This is the abstract class from which all other nodes inherit. 

Each node has:

- `category`: The type of the node (e.g., `doc`, `page`, `heading`).
- `attributes`: Optional field to attach extra data to a node. See [Attributes](#attributes).

#### 2. **StructuredNode**

This extends the [`Node`](#1-node-base-class). It is used to represent the hierarchy as a node whose content is a list of other nodes, such as like [`Document`](#3-document) and [`Page`](#4-page).

- `content`: List of `Node`.


#### 3. **Document**

This is the root node of a document.

- `category`: Always set to `"doc"`.
- `attributes`: Document-wide attributes can be set here.
- `content`: List of [`Page`](#4-page) nodes that form the document.

#### 4. **Page**

Represents a page in the document:

- `category`: Always set to `"page"`.
- `attributes`: Can contain metadata like page number.
- `content`: List of [`Text`](#5-text) nodes on the page.

#### 5. **Text**

This node represent a paragraph, a heading or any text within the document.

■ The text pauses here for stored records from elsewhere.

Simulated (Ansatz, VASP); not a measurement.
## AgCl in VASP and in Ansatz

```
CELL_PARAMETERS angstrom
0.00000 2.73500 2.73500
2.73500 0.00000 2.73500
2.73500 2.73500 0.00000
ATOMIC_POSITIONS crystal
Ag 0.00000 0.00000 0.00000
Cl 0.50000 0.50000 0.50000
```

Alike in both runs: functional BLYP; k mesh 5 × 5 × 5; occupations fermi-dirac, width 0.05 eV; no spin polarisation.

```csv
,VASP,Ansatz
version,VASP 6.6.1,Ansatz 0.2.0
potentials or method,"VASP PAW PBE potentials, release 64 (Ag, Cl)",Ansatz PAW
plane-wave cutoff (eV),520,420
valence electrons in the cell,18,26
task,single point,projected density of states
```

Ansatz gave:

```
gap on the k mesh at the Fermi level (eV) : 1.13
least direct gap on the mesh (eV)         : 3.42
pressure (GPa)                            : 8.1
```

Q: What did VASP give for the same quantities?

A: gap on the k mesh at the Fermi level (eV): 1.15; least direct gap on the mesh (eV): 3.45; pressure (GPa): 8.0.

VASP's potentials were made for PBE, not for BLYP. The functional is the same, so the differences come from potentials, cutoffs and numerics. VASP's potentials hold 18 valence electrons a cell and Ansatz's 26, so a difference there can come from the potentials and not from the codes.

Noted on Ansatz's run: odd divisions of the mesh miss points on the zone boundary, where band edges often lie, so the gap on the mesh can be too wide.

- `category`: The [category](#category) of the text within the document, e.g. `heading`, `title`
- `content`: A string representing the textual content.
- `marks`: List of [marks](#marks) applied to the text, such as bold, italic, etc.
- `attributes`: Can contain metadata like the bounding box representing where this portion of text is located in the page.

### Category 

Each block of text is assigned a _category_.

- `abstract`: The abstract of the document.
- `acknowledgments`: Section acknowledging contributors.
- `affiliation`: Author's institutional affiliation.
- `appendix`: Text within an appendix.
- `authors`: List of authors.
- `body`: Main body text of the document.
- `caption`: Caption associated with a figure or table.
- `categories`: Categories or topics listed in the document.
- `figure`: Represents a figure or an image.
- `footer`: Represents the footer of the page.
- `footnote`: Text at the bottom of the page providing additional information.
- `formula`: Mathematical formula or equation.
- `general-terms`: General terms section.
- `heading`: Any heading within the document.
- `keywords`: List of keywords.
- `itemize-item`: Item in a list or bullet point.
- `other`: Any other unclassified text.
- `page-header`: Represents the header of the page.
- `reference`: References or citations within the document.
- `table`: Represents a table.
- `title`: The title of the document.
- `toc`: Table of contents.

### Marks

Marks are used to add style or functionality to the text within a [`Text`](#5-text) node. 
For example, bold text, italic text, links and custom styles such as font or colour.

**Mark Types**

- `Bold`: Represents bold text.
- `Italic`: Represents italic text.
- `TextStyle`: Allows customization of font and color.
- `Link`: Represents a hyperlink.

Marks are validated and enforced with the help of `Pydantic` model validators.

### Attributes

Attributes are optional fields that can store additional information for each node. Some predefined attributes are:

- `DocumentAttributes`: General attributes for the document (currently reserved for the future).
- `PageAttributes`: Specific page related attributes, such as the page number.
- `TextAttributes`: Text related attributes, such as bounding boxes or level.
- `BoundingBox`: A box that specifies the position of a text in the page.
- `Level`: The specific level of the text within a document, for example, for headings.


## Getting started

### Installation

Parse Document Model is distributed with PyPI. You can install it with `pip`.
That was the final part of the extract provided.